I'll admit I may have seen more than 1 episode of Carebears when I was younger. I don't remember what it was about except that they are colourful bears with different icons on their tummy.
But I like Carebears. Not so much the cartoon but rather people who are caring and are willing to sacrifice themselves toward things that matter to them. If you ask me what type of people I would hire, I'll choose a Carebear any day, any time.
Carebears are awesome because they are here to serve. Their mission is to make sure your company is in better shape than before. They ensure the care-o-meter is all the way to the rainbow side.
But who are these mythical Carebears and how do we identify them? In my experience, there are some distinct characteristics and attributes that you can observe from people who care about their work.
People who care will care enough to communicate with everyone. Too often, teams and departments work in isolation and form silos. Carebears are those who would go out of their way to talk to others and make sure work is being done efficiently.
They are not afraid to speak up when it matters and always put the company's interest first above all else. They understand that an effective team is a team that communicates well with each other.
Given a choice, I'll always prefer someone who over-communicates than one that under-communicates. Men would be familiar with this. When your significant other complains about you not caring anymore, it is usually because they feel you are not communicating with them. The lesson here is to always communicate.
However, keep in mind on the various types and modes of communication. Everyone has their preferences and it is important you use the right one for the job. Most of the problems we have in an organisation aren't due to over communication but unnecessary communication.
Over the years, I've noticed that people who care are action-oriented. They are biased towards doing. So, a simple way to judge if someone truly care is to see what they do. Not what they say.
If you truly care about something or someone, you will do something about it. It may be small but it's at least something. For developers, it may mean making sure your code are well commented and documented. It could also mean you make sure you have good test coverage and the code quality is high.
For designers, it may mean anticipating different edge cases that weren't in the spec. It may mean doing research and understanding the problem by talking to users. For Product Owners, it may mean keeping tabs on the market of similar products and always on the lookout for new ideas and solutions for reference.
Another clear indicator for people who are action-oriented is that they actively seek ways to move forward. They will communicate their status and work with others to remove blockers. And if they have to wait for others to clear their blockers, they seek out other stuff to do.

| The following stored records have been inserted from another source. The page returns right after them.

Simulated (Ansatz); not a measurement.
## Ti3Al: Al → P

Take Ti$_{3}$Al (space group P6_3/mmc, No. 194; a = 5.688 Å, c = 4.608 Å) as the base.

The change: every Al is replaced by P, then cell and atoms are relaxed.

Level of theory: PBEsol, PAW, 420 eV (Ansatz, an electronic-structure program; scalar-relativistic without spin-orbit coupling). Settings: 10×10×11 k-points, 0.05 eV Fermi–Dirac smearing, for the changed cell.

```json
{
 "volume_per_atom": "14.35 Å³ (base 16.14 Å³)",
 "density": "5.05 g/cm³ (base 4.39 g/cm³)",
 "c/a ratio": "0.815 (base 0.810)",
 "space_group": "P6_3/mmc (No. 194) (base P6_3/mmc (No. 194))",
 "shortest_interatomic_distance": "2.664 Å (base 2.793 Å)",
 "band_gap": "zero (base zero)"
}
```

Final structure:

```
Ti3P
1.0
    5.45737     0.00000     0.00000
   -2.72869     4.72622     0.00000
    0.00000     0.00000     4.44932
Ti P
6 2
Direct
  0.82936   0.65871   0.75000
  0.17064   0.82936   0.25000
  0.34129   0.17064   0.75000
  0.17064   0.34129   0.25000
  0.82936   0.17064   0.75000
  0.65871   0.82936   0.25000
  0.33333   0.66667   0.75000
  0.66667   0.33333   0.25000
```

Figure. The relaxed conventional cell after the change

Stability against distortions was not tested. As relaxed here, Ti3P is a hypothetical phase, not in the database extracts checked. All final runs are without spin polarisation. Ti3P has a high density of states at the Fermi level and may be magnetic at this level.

These are the people who just can't sit still and always on the lookout to do something. They are the ones who not only suggest new ideas and solutions but are also the ones who would lead and spearhead them.
I think this is probably the most obvious attribute of someone care. Just look at what they have done and you will be able to tell.
Next is respect. You want to look for people who respect their work. I like to use the word 'craftsmen' to describe our team. You must have a certain respect for your craft if you are someone who cares.
If you respect your craft, you won't commit crappy code. If you respect your craft, you won't design something just to make someone happy. You will go the extra mile to make sure what you are doing make sense and it's of the highest quality you can deliver.
As someone who cares, you will also respect others. You care about your teammates. You will cover for them and help each other to get better. Carebears are people who make the entire team better with their presence.
Most importantly, you want those who respect themselves. At the end of the day, the first person you should care about is yourself.
The last attribute of someone who care, and possibly the most important of them all is empathy. In layman's term, empathy is the ability to put yourself in someone else's shoes. It is only natural that to care about others, you must be able to empathise with them.
I like to think that most of us are problem solvers. We are hired to solve problems for our company. In order for us to deliver the best solution, we must first understand the problem.
The best way to understand a problem is by putting yourself in the shoes of your users. Empathise with what they are facing and feeling. Understand their perspective and learn to see things from their context.
Quite often, we like to brush it off with remarks like, 'the users are dumb' or' this is how the whole world does it, why can't you do the same?'. Whether it's true or not isn't the point. You can only solve a problem by providing a solution that works for the users. Arguing with them doesn't help your case.
Look out for people who have a direct channel to the users or customers. These are the people who have first-hand experience of what the customer is facing and are willing to go the extra mile to solve them. These are the ones who empathise with your users.
BUILD A TEAM OF CAREBEARS
Hiring Carebears isn't a silver bullet that will solve all your problems. Everyone has their own flaws and weaknesses. Caring about something doesn't automatically makes it better. Remember, you have to take action else it won't matter.
What I believe is that, if I continue to try to hire people who truly care about their work, we will be able to solve any problem we encounter. The entire team will benefit as a result and we all can learn from each other.
In my mind, the best team in the world isn't a rockstar team with exceptional skills. It's really about them caring enough to continuously get better and help each other to succeed. That is why I'm always on the lookout for Carebears.